Gonzalez also contends that in the interview he had spoken to the government about his brother-in-law Granillo's quarrel with Hernandez and would have liked to have called Granillo as a witness in this case but did not because he didn't remember what he had told the government about him. Gonzalez has made no showing that this handicap denied him a witness who would have materially contributed to his defense.

Durkin also objected to being denied this report, but had no right to the report under Rule 16.

[9] The apprehensive juror. On the seventh day of trial, one juror sent the judge a note asking if the jury had "protec- tion." The judge interviewed her to determine if she could serve with an open mind. She answered affirmatively, stating, "I want to hear all the evidence." The defendants asked for a mistrial. The district court did not abuse its discretion in denying their motion.

[10] Martinez's sobriquet. In a letter from Gonzalez to a member of the Mexican Mafia, he referred to Martinez as "the Evil One." The district court did not abuse its discretion in denying Martinez's motion to exclude the reference. The evidence was more probative as to the fear inspired by Martinez than prejudicial. See Fed. R. Evid. 403.

[11] The measures taken by the trial court to assure security. Observing the nature of the case and the background of the defendants, the court ordered the defendants to wear leg shackles in court; arranged for at least ten marshals to be present; and empaneled an anonymous jury. The shackles were not visible in any respect. The defendants' contention that the cumulative impact of the security measures prejudiced the jury asserts a conclusion contrary to precedent in a Mexican Mafia trial. See Shryock, 342 F.3d at 971-75. The district court did not abuse its discretion.

[12] Lay opinion on coded communications. Durkin and other defendants objected to the lay opinion of a former member of the Mexican Mafia on the meaning of their coded communications. The witness testified that he was a member of the organization for seventeen years, and that the codes did not change. The district court did not abuse its discretion in admitting his testimony. From long experience in writing notes for the organization, the witness had the "personal knowledge" required by Fed. R. Evid. 602; Freeman, 498 F.3d at 904-05.

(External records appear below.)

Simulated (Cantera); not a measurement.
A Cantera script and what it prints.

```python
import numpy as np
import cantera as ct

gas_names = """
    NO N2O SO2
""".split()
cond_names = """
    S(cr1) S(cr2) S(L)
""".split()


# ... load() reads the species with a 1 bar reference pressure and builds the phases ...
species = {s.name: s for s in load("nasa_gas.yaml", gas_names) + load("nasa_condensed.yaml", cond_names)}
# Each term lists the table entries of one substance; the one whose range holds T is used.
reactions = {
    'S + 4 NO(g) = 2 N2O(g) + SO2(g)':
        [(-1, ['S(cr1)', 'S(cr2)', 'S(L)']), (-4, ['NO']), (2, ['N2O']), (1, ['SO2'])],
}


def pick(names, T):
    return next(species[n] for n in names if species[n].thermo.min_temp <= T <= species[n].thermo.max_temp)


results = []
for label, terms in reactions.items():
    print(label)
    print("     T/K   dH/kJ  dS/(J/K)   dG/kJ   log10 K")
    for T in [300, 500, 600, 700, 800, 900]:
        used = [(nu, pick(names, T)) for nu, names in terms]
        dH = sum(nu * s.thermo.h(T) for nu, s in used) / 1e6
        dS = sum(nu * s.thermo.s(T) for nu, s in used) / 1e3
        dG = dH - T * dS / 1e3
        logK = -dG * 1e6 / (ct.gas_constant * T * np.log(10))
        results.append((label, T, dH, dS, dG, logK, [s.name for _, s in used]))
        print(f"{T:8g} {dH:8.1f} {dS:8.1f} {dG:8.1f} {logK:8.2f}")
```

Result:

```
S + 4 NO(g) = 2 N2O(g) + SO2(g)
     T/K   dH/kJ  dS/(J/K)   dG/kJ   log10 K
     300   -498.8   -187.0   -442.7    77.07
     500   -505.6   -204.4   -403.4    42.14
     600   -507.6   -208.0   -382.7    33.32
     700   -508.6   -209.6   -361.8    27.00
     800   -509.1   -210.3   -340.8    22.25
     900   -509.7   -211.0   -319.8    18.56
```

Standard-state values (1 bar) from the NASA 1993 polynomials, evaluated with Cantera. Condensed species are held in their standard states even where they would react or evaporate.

[13] Durkin's request for substitute counsel. James Brown, Durkin's appointed attorney, was late for one scheduled hearing and missed another because of car trouble. The court investigated Durkin's complaint. Brown apologized. Durkin professed to be content with him. Then on July 25, 2007 and August 3, 2007, Durkin wrote the court asking for a substitute. Again the district court investigated and heard both Brown and Durkin. The court found no breakdown in the attorney-client relation. Two weeks before trial, Durkin complained again, the court held a hearing, no breakdown or unreconcilable conflict was found. On appeal, no abuse of discretion has been shown.

[14] The Homicide Book. The subject of this section has a title comparable to the Domesday Book but a mundane content: the record maintained by the San Diego Police Department of its investigation of the Hernandez murder. The district court ruled that Cruz was not entitled to reports within the book of police interviews with witnesses nor to summaries of recorded phone calls. The reason: the material sought constituted work product of the police, exempted from discovery by Fed. R. Crim. P. 16(a)(2). The rule extends to the protection of the internal product of local police work later provided to the federal government. United States v. Fort, 472 F.3d 1106, 1119 (9th Cir. 2007).

Other objections by Cruz. Cruz contends that the prosecution did not comply with the Jencks Act, 18 U.S.C. § 3500. The government in fact complied with Cruz's request eight days before its witness testified.

[15] Cruz also objects to admission of a telephone conversation in which he discussed bringing drugs into jail eight months after the murder of Hernandez. Contrary to Cruz's contention, the evidence was relevant to the conspiracy's aim of controlling narcotics in the prisons. The prejudicial effect of this recorded conversation did not outweigh its probative force.

[16] The distinction between murder and conspiracy to murder. The district court properly responded to a question from the jury that murder and conspiracy to commit murder were distinct racketeering offenses under RICO. The law in California makes the difference between a conspiracy and its product. People v. Moore, 143 Cal. App. 2d 333, 340-42 (1956). The two crimes could be charged under a single heading in the indictment. See Salinas, 522 U.S. at 63. The two crimes were distinct although they led to a single event.

Motions for severance. The defendants objected to being tried together especially as only two of them were alleged to be connected to Barragan's murder and the other five were alleged to be involved with the murder of Hernandez. The defendants moved several times for severance during the trial and were denied.

[17] All seven defendants were charged with only one count of conspiracy carried out by a variety of means. If there was a spillover from proof of one criminal act to proof of another criminal act it followed from the overarching character of the criminal enterprise. The district court did not abuse its discretion in denying the motions. See Fernandez, 388 F.3d at 1241-46; United States v. Dinome, 954 F.2d 839, 843 (2d Cir. 1992).

[18] Severance for Abarca. Abarca's trial counsel submitted to the court a request that the trial be severed or at least continued. Her motion was denied, and he now appeals the denial. His argument may be more appropriately addressed in an action of habeas corpus because it focuses on deficiencies in his counsel's performance. See United States v. Simas, 937 F.2d 459, 463 (9th Cir. 1991).

CONCLUSION

For the reasons stated, the judgment of the district court is AFFIRMED.